I'm not 100% sure on the particulars, so I'd love someone straightening me out, but I'll forge ahead with what I think is going on...
When I first setup my database, I used the default character encoding of the system without even thinking, and it was latin1. I never even thought about i18n/l10n. It just didn't occur to me. I just accepted the defaults and went with it.
Anyways, I've been using the database exclusively for a Rails app, and we've now got several GB of data, 100,000s of rows, and many international users. I've noticed that many of our foreign users are inserting data that seems to be Unicode / non-latin1. Here is an example:
What about crazy Unicode stuff? ☢ ☠ ☭
database.yml
Here is our database.yml file.
development:
adapter: mysql
database: XXX
username: YYY
password: ZZZ
host: localhost
encoding: utf8
As you can see, we're setting our character encoding to utf8. However, all our tables have a default character set of latin1. I'm sure of this.

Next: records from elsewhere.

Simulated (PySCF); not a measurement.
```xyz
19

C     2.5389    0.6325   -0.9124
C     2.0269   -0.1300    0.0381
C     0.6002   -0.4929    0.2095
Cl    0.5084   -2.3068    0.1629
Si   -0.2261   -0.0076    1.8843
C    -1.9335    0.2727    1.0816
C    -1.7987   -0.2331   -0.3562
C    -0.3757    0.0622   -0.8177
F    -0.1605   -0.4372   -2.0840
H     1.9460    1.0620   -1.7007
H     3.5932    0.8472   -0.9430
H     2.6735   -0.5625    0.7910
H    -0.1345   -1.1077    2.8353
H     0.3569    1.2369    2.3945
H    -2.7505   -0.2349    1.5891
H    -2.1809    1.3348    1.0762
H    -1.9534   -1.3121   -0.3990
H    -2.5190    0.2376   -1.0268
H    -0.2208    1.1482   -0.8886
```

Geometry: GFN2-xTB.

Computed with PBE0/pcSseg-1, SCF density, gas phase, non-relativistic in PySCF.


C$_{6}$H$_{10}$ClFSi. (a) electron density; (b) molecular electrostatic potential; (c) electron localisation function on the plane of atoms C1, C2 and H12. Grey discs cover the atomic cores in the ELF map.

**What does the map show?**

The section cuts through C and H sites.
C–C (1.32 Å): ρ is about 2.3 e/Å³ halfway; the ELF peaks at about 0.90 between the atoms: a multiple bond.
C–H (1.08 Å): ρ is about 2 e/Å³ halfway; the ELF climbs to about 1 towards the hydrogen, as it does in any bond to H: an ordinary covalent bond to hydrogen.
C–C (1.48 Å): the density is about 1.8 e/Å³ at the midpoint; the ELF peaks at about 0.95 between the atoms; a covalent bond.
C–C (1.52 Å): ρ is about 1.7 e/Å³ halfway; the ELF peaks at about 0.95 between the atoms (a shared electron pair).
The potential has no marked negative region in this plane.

Update After looking closely, our production database.yml does not specify an encoding, while my local copy was specifying utf8. This was causing problems when I would dump the production database and import it locally. It seems now that the import was working fine, but Rails was reading it incorrectly.
mysql CLI tool
When I view the data via the mysql CLI tool, it displays all the Unicode characters correctly. However, the 'show create table' statement clearly shows that the tables are default charset latin1. This leads me to believe that MySQL is somehow smart enough to store non-latin1 data.
HTTP header
Our HTTP Content-Type header is set to utf-8, like so:
Content-Type: text/html; charset=utf-8
Conversion Attempts
I've played a little with converting our tables to utf-8 encoding, all with no success. Mainly I tried dumping the database, running iconv to convert, then re-importing with the tables set to utf-8. MySQL had no errors, but all the Unicode data was garbled.
What to do?
I'm kind of stuck as to what to do (if anything). I'm a strong believer in not fixing what isn't broken, but this whole situation worries me. We've never had any complaints from users about not being able to store their data, and everything seems to be working fine. I'd just like to know what exactly is going on, who/what is doing the conversion (MySQL? Ruby? Rails? MySQL connection?), and any tips on how to proceed.